Most people have become very adept at multi-tasking to keep up with the pace of today’s world, so it’s not surprising that the rooms in our homes are following suit. One logical place for a multi-tasking space is the laundry room. Kitchen and bath designers are noting that they are now combining the once utilitarian space with mud rooms, wrapping centers, pet care areas and craft spaces, among others. The result of that mindset is designs that feature upscale amenities such as streamlined cabinets and storage, granite countertops, deep sinks and lots of tile.
“At the end of the day, the laundry room is one of the workhorse rooms in the home, so it pairs well with other functions that can be a little messy, need a bit of countertop to spread out or just prefer a little bit of specially designed storage,” explains Theresa M. Sterbis, AKBD, of Project Partners Design, in Fremont, CA.
Often, the combination of a laundry room with another function is simply the result of not enough space in the house. This means that how the homeowners will use the room must be considered from every angle before launching into the design.
“The laundry room has definitely turned into a double-duty room in most cases, and we’re trying to make it more functional,” reports Alda
Opfer, CKD, CAPS, showroom manager, Brighton Design Center, KSI, in Brighton, MI. “And, most people want all of that stuff behind closed doors.” While she notes that sometimes the room will feature open shelving, more often than not homeowners don’t want to have to dust things or keep the space pretty and organized all of the time.
The most common secondary purpose for a laundry room is as a mud room, notes Dawn M. Whyte, kitchen and bath designer, Designs by Dawn/Lake Street Design, in Petoskey, MI. When designing a laundry room that is also a mud room, Whyte makes sure there is ample space for shoe and coat storage, children’s backpacks, sports equipment for active families and client-defined storage.

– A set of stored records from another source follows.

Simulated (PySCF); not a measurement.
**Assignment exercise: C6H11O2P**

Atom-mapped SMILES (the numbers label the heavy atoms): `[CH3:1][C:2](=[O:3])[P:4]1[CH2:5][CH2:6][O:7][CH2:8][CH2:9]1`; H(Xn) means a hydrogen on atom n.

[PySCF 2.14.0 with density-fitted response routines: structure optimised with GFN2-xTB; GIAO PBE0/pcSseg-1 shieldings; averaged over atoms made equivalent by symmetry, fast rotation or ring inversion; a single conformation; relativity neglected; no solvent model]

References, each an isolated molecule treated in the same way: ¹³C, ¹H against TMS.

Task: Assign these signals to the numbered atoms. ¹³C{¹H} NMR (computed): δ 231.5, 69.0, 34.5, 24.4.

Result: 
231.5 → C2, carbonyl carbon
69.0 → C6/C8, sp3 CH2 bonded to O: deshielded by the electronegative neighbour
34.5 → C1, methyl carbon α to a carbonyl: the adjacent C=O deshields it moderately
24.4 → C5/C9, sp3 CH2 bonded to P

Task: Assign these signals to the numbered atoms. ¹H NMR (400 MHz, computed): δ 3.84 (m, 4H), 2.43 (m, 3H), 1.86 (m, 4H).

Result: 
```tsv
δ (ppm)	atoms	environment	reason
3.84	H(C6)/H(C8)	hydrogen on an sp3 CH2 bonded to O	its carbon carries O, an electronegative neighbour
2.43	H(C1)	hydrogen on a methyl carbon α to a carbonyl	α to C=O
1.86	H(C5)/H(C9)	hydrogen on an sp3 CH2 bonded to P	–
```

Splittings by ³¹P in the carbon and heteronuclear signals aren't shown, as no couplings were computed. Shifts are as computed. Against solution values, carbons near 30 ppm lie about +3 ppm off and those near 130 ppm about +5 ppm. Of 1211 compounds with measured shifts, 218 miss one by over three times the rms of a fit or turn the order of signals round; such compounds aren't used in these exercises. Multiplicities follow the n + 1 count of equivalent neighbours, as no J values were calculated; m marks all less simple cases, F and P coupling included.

“In this day and age, lots of us have very busy lives and children. So, there is stuff being dragged into the home – sports equipment and backpacks. It all ends up somewhere, and it’s usually the mud room or the laundry room,” notes Opfer.
As a result, homeowners are looking to organize their lives, “and organize all of that stuff,” Opfer continues. “And the laundry room seems to be a good place to do that.
“We get a lot of requests regarding how to make the room the most functional space that it can be – how to maximize it and make it organized,” she adds.
To help organize the space, Opfer suggests giving the children their own designated cubby or locker – “something to put their stuff in so that everyone isn’t tripping over all of it.”
A place for the family pet is also a priority for the design of the laundry room. Storage for pet food and necessities, as well as areas to tuck away beds and crates, is a common request.
“We have even designed a dog shower in the laundry room,” offers Whyte, who notes that a dog shower usually works well there because of the tendency to install a tile or water-tolerable floor.
Gail Monica Dent, owner, Provanti Designs, in Seattle, WA has also designed a pantry/laundry room. The laundry amenities are on one side, and the pantry/storage area is along the opposite wall. “The added counter space works well not only for laundry and folding, but for entertaining and to hold food that isn’t being served yet,” she reports.
While much of the traditional discussion has been about how the home’s main laundry room can share its space, designers are focusing on an emerging trend – placing a secondary laundry area closer to the bedrooms.
“A common request that we see more often these days is adding a washer and dryer in the master suite,” confirms Whyte.
Both Whyte and Sterbis note that they have incorporated small laundry rooms into the master suite closet. “It always works well when the laundry is close to where the clothes are taken off or put away,” reports Sterbis.
“The laundry area is closer to where you actually have the laundry, so it just makes sense,” adds Opfer.
Stacking the washer and dryer is also becoming more common, especially in tight areas like the master suite closet where the designer is trying to maximize space. “Stacking gives us more room to maybe have a folding counter or some other storage there,” continues Opfer.
MUST HAVES AND WANTS
Designers agree that the must haves in a laundry room are a washer and dryer, along with a sink and storage.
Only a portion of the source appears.